Optimization is part of monitoring, not separate from it. If a VM is consistently underutilized, resizing it may reduce cost. If logs are filling a storage account too quickly, changing retention or access tier may help. If alerts are too noisy, tune thresholds so the team can respond to real incidents instead of spam.
Microsoft’s monitoring documentation is the best place to study the platform behavior: Azure Monitor documentation. For workload reliability and incident reduction, NIST SP 800 guidance remains a useful reference point: NIST SP 800-53 Rev. 5.
Pro Tip
When you practice monitoring, do not just create alerts. Trigger them, inspect them, and learn what the alert data actually tells you.

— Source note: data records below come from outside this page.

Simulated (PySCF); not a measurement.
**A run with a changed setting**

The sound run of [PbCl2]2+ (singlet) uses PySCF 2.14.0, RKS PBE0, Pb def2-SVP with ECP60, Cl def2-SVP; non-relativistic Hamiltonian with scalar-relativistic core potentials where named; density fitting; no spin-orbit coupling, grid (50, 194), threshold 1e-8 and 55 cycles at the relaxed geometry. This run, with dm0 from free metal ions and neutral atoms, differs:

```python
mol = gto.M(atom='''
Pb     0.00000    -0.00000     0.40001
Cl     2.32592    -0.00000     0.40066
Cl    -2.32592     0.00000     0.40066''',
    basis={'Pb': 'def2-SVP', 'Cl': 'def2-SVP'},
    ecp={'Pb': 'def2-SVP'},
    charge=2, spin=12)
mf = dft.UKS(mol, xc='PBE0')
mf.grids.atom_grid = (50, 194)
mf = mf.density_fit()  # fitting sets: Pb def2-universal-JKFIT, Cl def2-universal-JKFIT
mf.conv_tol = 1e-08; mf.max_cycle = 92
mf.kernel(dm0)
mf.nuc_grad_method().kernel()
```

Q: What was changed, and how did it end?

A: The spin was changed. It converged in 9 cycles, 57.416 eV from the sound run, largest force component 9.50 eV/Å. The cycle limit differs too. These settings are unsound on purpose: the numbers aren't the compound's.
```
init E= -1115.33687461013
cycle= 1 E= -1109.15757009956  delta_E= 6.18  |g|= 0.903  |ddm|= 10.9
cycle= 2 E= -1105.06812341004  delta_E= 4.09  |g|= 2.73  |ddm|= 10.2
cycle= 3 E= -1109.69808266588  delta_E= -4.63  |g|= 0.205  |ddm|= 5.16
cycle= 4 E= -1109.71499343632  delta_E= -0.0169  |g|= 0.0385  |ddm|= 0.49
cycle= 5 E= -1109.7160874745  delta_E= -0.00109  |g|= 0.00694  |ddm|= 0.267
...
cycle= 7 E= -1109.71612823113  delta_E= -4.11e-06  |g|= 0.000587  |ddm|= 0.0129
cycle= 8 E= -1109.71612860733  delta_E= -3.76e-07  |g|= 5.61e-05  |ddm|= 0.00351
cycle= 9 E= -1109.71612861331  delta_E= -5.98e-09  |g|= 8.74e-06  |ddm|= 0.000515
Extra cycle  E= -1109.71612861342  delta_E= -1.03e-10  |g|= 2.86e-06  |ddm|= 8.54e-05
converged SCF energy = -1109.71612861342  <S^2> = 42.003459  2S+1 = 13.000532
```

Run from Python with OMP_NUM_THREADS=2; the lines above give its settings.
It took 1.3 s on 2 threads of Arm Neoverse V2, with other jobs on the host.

How to Use Microsoft Learn for a Practical Study Plan
A good azure 104 tutorial plan starts with the AZ-104 skill outline and maps each topic to Microsoft Learn modules. Do not study randomly. Start with identity and governance, then move to storage, compute, networking, and monitoring. That order keeps your learning aligned with the way Azure is administered in real life.
The biggest mistake candidates make is trying to study everything at once. Break your work into small blocks. A 45-minute session focused on one module is better than a three-hour session where nothing sticks. The goal is steady progress, not marathon study that leaves you burned out.
A simple study structure
- Read one module: focus on the concept and the service purpose.
- Practice it in the portal: repeat the task yourself.
- Write short notes: capture commands, portal paths, and key differences.
- Review weaknesses: revisit anything you could not explain clearly.
- Test yourself: use module checks and scenario thinking.
Consistency matters more than intensity. If you study four days a week for six weeks, you will usually retain more than someone who crams for two weekends. That is especially true for AZ-104 because many questions depend on recognizing patterns across services, not memorizing isolated facts.
Microsoft’s official certification page and learning path structure are the most reliable baseline: Microsoft Certified: Azure Administrator Associate. For broader workforce context, the CompTIA Cyberstates report is useful for understanding how cloud and infrastructure roles continue to remain in demand.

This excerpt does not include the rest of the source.